Description of problem: Running an Oracle RAC workload using directio on GFS 6.1 causes database corruption. Version-Release number of selected component (if applicable): Oracle 10gR1, RHEL4U2, GFS 6.1 How reproducible: Start and Oracle database with directio. The database datafiles must be on a shared GFS partition. Steps to Reproduce: 1. Build some type of Oracle database on GFS with Oracle 10gR1. 2. Start database with directio. 3. Run a workload and watch database crash with ora-600 errors. Database is now corrupt. Actual results: Database corruption Expected results: No corruption Additional info: Also seeing similar issues with directio on RHEL3 with GFS 6.0. See bug: 167962 System is a four node cluster(HP DL590s with intel x86). The systems have 16G of memory. No issues are seen when using asyncio or syncio.

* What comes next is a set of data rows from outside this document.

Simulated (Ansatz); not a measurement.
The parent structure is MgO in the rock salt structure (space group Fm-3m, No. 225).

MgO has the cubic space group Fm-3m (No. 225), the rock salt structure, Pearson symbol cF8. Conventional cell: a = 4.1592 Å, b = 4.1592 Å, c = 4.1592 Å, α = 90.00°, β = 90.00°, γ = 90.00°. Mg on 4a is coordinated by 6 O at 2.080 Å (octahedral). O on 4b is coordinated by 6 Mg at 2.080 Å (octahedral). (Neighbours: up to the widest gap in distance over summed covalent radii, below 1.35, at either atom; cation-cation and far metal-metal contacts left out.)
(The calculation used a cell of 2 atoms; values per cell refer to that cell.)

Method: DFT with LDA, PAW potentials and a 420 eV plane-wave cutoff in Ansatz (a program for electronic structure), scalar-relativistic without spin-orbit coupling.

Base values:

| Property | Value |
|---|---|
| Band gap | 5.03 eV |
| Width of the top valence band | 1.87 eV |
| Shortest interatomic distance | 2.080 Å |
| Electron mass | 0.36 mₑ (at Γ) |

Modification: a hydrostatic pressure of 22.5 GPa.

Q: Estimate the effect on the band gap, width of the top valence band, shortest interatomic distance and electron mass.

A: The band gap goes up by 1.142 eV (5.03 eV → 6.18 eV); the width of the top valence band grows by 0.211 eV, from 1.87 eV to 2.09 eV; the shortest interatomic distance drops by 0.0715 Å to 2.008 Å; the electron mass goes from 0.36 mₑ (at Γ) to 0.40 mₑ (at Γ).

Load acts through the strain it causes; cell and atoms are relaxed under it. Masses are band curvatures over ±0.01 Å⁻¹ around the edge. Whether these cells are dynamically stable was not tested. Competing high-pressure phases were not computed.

I don't know much about Oracle RAC - few questions here: 1. Does this problem occur with one node GFS ? Or does it only occur with multiple nodes running Oracle workload at the same time ? 2. If latter, do we know any file access pattern ? Say, one node doing write and other nodes doing read or multiple writes ? 3. What kind of corruption ? Data is not completely written when write returned ? Or the data just simply contain garbage ?
1. I'll try out the one node test on our cluster now. 2. The problem occurs even when the database is starting up. At that point all the nodes are opening files and performing reads. 3. The corruption is at the Oracle level. Oracle wrote some data in the past. The data is not what Oracle expects when it is read in the future.
I'm also gathering strace and Oracle trace information, which will be posted.
I suspect gfs_direct_IO() doesn't flush all the data into the disk for some unkown reasons (i.e. we have short writes). If you can prove from the Oracle side, it would be a great help. Otherwise, I'm preparing a trace kernel for you to run. Also if you can recreate this issue on a single node, it would be super helpful.
We were able to reproduce data corruption using the debug kernel. The following error messages were in the messages file: Oct 5 13:25:03 war kernel: __generic_file_aio_write_nolock falls back to buffer IO, written=0, count=1032192 Oct 5 13:25:03 war kernel: __generic_file_aio_write_nolock falls back to buffer IO, written=0, count=1048576 Oct 5 13:25:03 war last message repeated 11 times Oct 5 13:25:03 war kernel: __generic_file_aio_write_nolock falls back to buffer IO, written=0, count=81920 Oct 5 13:25:03 war kernel: __generic_file_aio_write_nolock falls back to buffer IO, written=0, count=1032192 Oct 5 13:25:03 war kernel: __generic_file_aio_write_nolock falls back to buffer IO, written=0, count=1048576 Oct 5 13:25:03 war last message repeated 11 times Oct 5 13:25:03 war kernel: __generic_file_aio_write_nolock falls back to buffer IO, written=0, count=81920 Oracle reported the following error: Controlfile created with 836 blocks of size 16384 bytes Informational message: Controlfile 0 with seq# 2 has a fractured block, blk# 793 Informational message: Controlfile 0 with seq# 2 has a fractured block, blk# 793 Informational message: Controlfile 1 with seq# 2 has a fractured block, blk# 793 Informational message: Controlfile 1 with seq# 2 has a fractured block, blk# 793 Hex dump of (file 0, block 793) in trace file /mnt/oracle_base/product/10g_R1_rd bms/rdbms/log/war_ora_14471.trc Corrupt block relative dba: 0x00000319 (file 0, block 793) Completely zero block found during controlfile block read This problem occurs when a create database is performed without having a controlfile already on the GFS filesystem.
Created attachment 120237 [details] Patch set 3-1: kernel_gfs_lock.patch Base kernel patch for GFS read/write deadlock issue.
Created attachment 120238 [details] Patch set 3-2: gfs_i_sem.patch GFS-kernel fix for direct IO read/write deadlock.
Created attachment 120239 [details] Patch set 3-3: gfs_dio_sync.patch Sync dio write buffer into storage - this fixes the data corruption bug.
The above three patches fix all the problems I know of about GFS dio on RHEL 4. Will do a small write-up and discuss the build and release issue with GFS team.
Code checked into CVS and I would consider this issue closed.